Data exploration will separately analyze customer profiles and purchase profiles.

**3.1. Customer profile:**

**| Customer gender**

* **Query 1:** SELECT COUNT (*) AS qtd_clientes, sexo FROM credito GROUP BY sexo

![image](https://github.com/camila1sm/sql_ebac/blob/main/ebac_projeto_cliente_query_01.jpg?raw=true)

![image](https://github.com/camila1sm/sql_ebac/blob/main/ebac_projeto_cliente_grafico_query_01.jpg?raw=true)

> We can see that the male customers fill the majority of the base, representing a total of 61% of the analyzed base.

**| Customer age**

* **Query 2:**: SELECT sexo, MAX (idade) AS idade_max, MIN (idade) AS idade_min, AVG (idade) AS media_idade FROM credito GROUP BY sexo

![image](https://github.com/camila1sm/sql_ebac/blob/main/ebac_projeto_cliente_query_02.jpg?raw=true)

> The average age is the same for de both genders and the difference between the oldest male customer to the oldest female isn't so far.

**| Costumer education level**

* **Query 3:** SELECT escolaridade AS education_level, COUNT (escolaridade) FROM credito GROUP BY escolaridade  

![image](https://github.com/camila1sm/sql_ebac/blob/main/ebac_projeto_cliente_query_e_grafico_03.jpg?raw=true)

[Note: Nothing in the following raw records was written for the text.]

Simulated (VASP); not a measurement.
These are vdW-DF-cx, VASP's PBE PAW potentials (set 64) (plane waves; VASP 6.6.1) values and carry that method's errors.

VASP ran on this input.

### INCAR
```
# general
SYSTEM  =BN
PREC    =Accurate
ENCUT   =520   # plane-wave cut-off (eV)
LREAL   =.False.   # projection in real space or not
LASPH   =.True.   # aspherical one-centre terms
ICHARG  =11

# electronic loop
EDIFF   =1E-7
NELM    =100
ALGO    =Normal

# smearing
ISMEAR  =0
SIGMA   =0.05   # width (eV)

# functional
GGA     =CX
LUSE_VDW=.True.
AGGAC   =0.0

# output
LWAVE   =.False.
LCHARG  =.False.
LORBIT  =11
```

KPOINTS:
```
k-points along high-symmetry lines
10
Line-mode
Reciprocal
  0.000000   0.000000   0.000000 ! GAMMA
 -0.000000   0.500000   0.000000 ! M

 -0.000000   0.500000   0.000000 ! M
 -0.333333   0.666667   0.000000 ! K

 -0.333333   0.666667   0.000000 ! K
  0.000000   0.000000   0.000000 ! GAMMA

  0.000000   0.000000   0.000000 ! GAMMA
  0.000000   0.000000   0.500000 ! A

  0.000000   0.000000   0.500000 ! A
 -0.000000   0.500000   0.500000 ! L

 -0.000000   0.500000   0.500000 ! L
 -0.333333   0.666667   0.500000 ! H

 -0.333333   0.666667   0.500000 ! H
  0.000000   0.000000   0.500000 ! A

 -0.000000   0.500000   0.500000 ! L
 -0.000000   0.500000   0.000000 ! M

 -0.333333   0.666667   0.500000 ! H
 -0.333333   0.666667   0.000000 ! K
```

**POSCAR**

> Most of the clients have a master's degree level of education, followed by clients with a high school level of education and clients with no formal education. 
We can analyze the relationship between education, gender, credit limit, the availability of credit card types, and the annual salary range:

* **Query 4:** SELECT escolaridade AS education_level, tipo_cartao AS credit_card_type, salario_anual AS annual_salary_range, limite_credito AS credit_limit, sexo AS gender FROM credito ORDER BY limite_credito DESC LIMIT 10

![image](https://github.com/camila1sm/sql_ebac/blob/main/ebac_projeto_cliente_query_04_01.jpg?raw=true)

> Observing the results above, it is possible to realize that the highest credit limits belong to males, with an annual salary range between 60K and more then 120K and the educational level seems not to be relevant to define the credit level.

* **Query 5:** SELECT escolaridade AS education_level, tipo_cartao AS credit_card_type, salario_anual AS annual_salary_range, limite_credito AS credit_limit, sexo AS gender FROM credito ORDER BY limite_credito ASC LIMIT 10

![image](https://github.com/camila1sm/sql_ebac/blob/main/ebac_projeto_cliente_query_05_01.jpg?raw=true)

> Observing the results above, it is possible to see that the lowest credit limits belong to women, with an annual salary range between less than 40K and 60K. It is also possible to observe that most women has higher level of education.

**3.2. Analysis of average annual salary vs education level by gender:**

**|Men's annual salary range vs Education level:**

* **Query 6:** Select Count (salario_anual) AS total, salario_anual AS annual_salary_range FROM credito WHERE sexo = 'M' GROUP BY salario_anual
![image](https://github.com/camila1sm/sql_ebac/blob/main/ebac_projeto_cliente_query_06.jpg?raw=true)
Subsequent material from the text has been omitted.